Version 0.2 (accepted)

· Feb 1, 2016 · Academic Editor

Accept

All the previous concerns have been fully addressed and we are now ready to endorse this nice contribution for publication.

Version 0.1 (original submission)

· Jan 4, 2016 · Academic Editor

Minor Revisions

The manuscript has been carefully revised by two external reviewers and it will require minor revisions to address the point raised by the reviewer #1 that are hereby attached. I am looking forward receiving the revised version of this very nice and interesting contribution.

Reviewer 1 ·

Basic reporting

The manuscript is written in clear and concise English.

The background information is sufficient to understand the problems addressed by the author.

The figures are relevant and informative.

This manuscript is certainly a "publishable unit."

Experimental design

See my comments to the author.

Validity of the findings

The findings in this paper are valid. The conclusions follow naturally from the results. See my comments to the author.

Additional comments

This paper uses simulation to assess the efficacy of various clustering methods for distinguishing biogeographic provinces. It also introduces a new clustering method (NERC). I believe the problem posed in this study is very important, as the author states, given increased data availability and efforts to understand biodiversity patterns in the past. This paper is a good guide for those interested in paleobiogeography who are unfamiliar with cluster analyses. The problem and question is clearly defined and is relevant to the burgeoning study of paleobiodiversity. I know of no other comprehensive study regarding the performance of clustering methods using data typical of the fossil record. The paper therefore fills a very clear void in the paleobiodiversity literature. I don’t have any major concerns about this manuscript and think it deserves to be published with only some minor revisions.

I have played with the functions described in this manuscript and provided in the fossil package. They seem to work well. However, I feel that this paper could benefit from providing documentation for at least the new clustering method it presents. The actual code for the NERC clustering method is not provided. I had fully expected to find at least an R markdown document describing the rclust() function. It would have been easier to evaluate the function itself if such materials had been provided.

The paper states that sim.clusters() is used. I cannot find this function in the fossil package and it is also not used in the provided R code. The author instead uses sim.occ(). I am sure this is simply a typing error or a change in the name of the function that is not yet reflected in the fossil package.
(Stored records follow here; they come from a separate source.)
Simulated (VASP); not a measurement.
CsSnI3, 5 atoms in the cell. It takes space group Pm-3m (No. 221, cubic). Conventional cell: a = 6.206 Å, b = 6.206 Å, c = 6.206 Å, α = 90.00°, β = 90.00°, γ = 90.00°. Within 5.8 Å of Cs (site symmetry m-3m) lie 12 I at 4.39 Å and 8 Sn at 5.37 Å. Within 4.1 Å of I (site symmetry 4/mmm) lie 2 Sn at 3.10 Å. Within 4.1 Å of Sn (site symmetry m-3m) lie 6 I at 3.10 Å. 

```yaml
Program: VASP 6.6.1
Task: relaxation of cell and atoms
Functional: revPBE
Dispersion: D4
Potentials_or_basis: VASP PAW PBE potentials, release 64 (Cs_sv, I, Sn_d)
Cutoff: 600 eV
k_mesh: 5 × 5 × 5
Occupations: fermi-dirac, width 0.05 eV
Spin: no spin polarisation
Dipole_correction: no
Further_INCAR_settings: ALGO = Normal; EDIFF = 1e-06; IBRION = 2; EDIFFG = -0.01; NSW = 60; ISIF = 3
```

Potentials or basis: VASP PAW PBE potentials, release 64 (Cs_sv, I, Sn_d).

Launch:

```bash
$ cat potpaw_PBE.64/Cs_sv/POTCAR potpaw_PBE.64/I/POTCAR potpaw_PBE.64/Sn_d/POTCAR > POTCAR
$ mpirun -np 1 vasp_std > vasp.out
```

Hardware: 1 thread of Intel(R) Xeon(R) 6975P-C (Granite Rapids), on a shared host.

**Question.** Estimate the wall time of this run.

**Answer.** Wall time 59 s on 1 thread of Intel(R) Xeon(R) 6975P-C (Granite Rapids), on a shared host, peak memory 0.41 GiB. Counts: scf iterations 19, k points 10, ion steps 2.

The author discusses "presence only" matrices (line 166; matrices with only 0’s for absence and 1’s for presence) but doesn’t appear to have tested the various clustering methods on them. As you reduce the avg.abund in the sim.occ() function, you can get “presence only” matrices but you’re also reducing richness at each site. The efficacy of these methods when we possess presence only data is paramount because it is my opinion that the abundance data in the various fossil databases are far too sparse. Of course, I think the results presented in this paper are probably generalizable to presence only matrices (a sampling intensity of 0.2 or lower gets pretty close and the performance of the various clustering methods remains the same according to figures 1 and 2 = k means and NERC outperforming the others). However, due to the way sim.occ() functions (high values of avg.abund mean both high richness and abundance), it is less clear how the clustering methods perform when richness is high but abundance data are missing.

Following my last comment, does choice of dissimilarity metric affect the outcome of these simulations? This might be particularly important for presence only matrices (see Jaccard vs Alroy’s modified Forbes Index; http://www.esajournals.org/doi/abs/10.1890/14-0471.1). I am not necessarily proposing that the author run a huge number of additional simulations but there is no discussion of this in the manuscript. Having run only 10 iterations using the provided code, I can see how long the simulations for this paper likely took (I did not use parallel computing, however).

I am also wondering how endemicity and sampling intensity interact in this context. I am certain that there are instances in the past when both parameters vary simultaneously. Do all of the clustering methods simply perform poorly in this case? Are we doomed never to understand biogeographic patterns in the past? I hope not! Where might the real fossil record lie on figure 3? If it’s somewhere between 3 and 0.5, we’re pretty golden when using the NERC and k means clustering methods. If it’s considerably lower, which might be the case for at least some floras and faunas, we are probably hopelessly doomed. In general, the author could discuss some of these issues at the end of the paper. It might function to tie the simulations back into real studies of the fossil record.

Minor things

In the first paragraph cite the creators of MioMAP, FAUNMAP, and the NOW database. This information should be found on their respective websites.
Line 75: optimum not optima
Line 105: A log-normal distribution is standard for simulating species abundance distributions but the author should provide citations to support it.
Line 125: Italicize a priori

Reviewer 2 ·

Basic reporting

The article is well written and succinct.

Experimental design

The experimental design is straight-forward and sufficiently interesting.

Validity of the findings

The results and discussion are clear and appropriate.